You are viewing a plain text version of this content. The canonical link for it is here.
Posted to mapreduce-issues@hadoop.apache.org by "Mit Desai (JIRA)" <ji...@apache.org> on 2014/01/31 22:26:14 UTC

[jira] [Commented] (MAPREDUCE-5688) MRAppMaster causes TestStagingCleanup to fail intermittently with JDK7

    [ https://issues.apache.org/jira/browse/MAPREDUCE-5688?page=com.atlassian.jira.plugin.system.issuetabpanels:comment-tabpanel&focusedCommentId=13888185#comment-13888185 ] 

Mit Desai commented on MAPREDUCE-5688:
--------------------------------------

Thanks Jon for the Review!

bq. Re-title this jira since this is not a test problem according to the patch, but a race condition in the MRAppMaster that is exposed most frequently via this test.
I have renamed this JIRA accordingly. I would like to make one clarification here. I do not see this problem as a race. The bug is exposed by this test running with JDK7 and its random ordering.

bq. Add your analysis to the jira so that the actual problem is documented and captured for future use.
This failure is intermittent. It is only caused when the test TestStagingCleanup runs in a particular order. For example, testDeletionofStagingOnReboot() followed by testDeletionofStagingOnKillLastTry()

The reason for the failure is due to the notifyIsLastAMRetry(). When this function is called, it calls setForcejobCompletion(). If the appMaster.stop() is called after the setForcejobCompletion(), it tries to stop the appMaster which was already forced to stop. As a result, it gets an NPE trying to stop the appMaster. If the appMaster.stop() is called in the first place, we won't get the NPE when it tries forceJobCompletion as there already is a null check before it proceeds.

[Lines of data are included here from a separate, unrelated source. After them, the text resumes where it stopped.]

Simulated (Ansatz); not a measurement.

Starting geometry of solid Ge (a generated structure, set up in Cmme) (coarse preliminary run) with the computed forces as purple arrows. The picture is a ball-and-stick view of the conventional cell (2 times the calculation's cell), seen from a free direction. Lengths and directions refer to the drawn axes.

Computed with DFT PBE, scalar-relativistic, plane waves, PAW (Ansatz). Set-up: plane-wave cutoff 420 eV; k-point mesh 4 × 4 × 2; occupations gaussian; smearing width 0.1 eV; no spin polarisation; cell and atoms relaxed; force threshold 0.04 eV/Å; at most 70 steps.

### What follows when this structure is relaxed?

hook.run() is also called in testDeletionofStagingOnKill(). But we do not get the NPE in that case. The reason for this is, in this test, we have 4 app attempts. _MRAppMaster appMaster = new TestMRApp(attemptId, mockAlloc, 4);_
where as in testDeletionofStagingOnKillLastTry() we have only 1 attempt to make sure there is no retry. _MRAppMaster appMaster = new TestMRApp(attemptId, mockAlloc, 1); //no retry_

bq. Please determine if the java7 label is still accurate based on your analysis
We still need the java7 label as the TestStagingCleanup will not always fail without this fix. It only fails when the tests run in a particular order.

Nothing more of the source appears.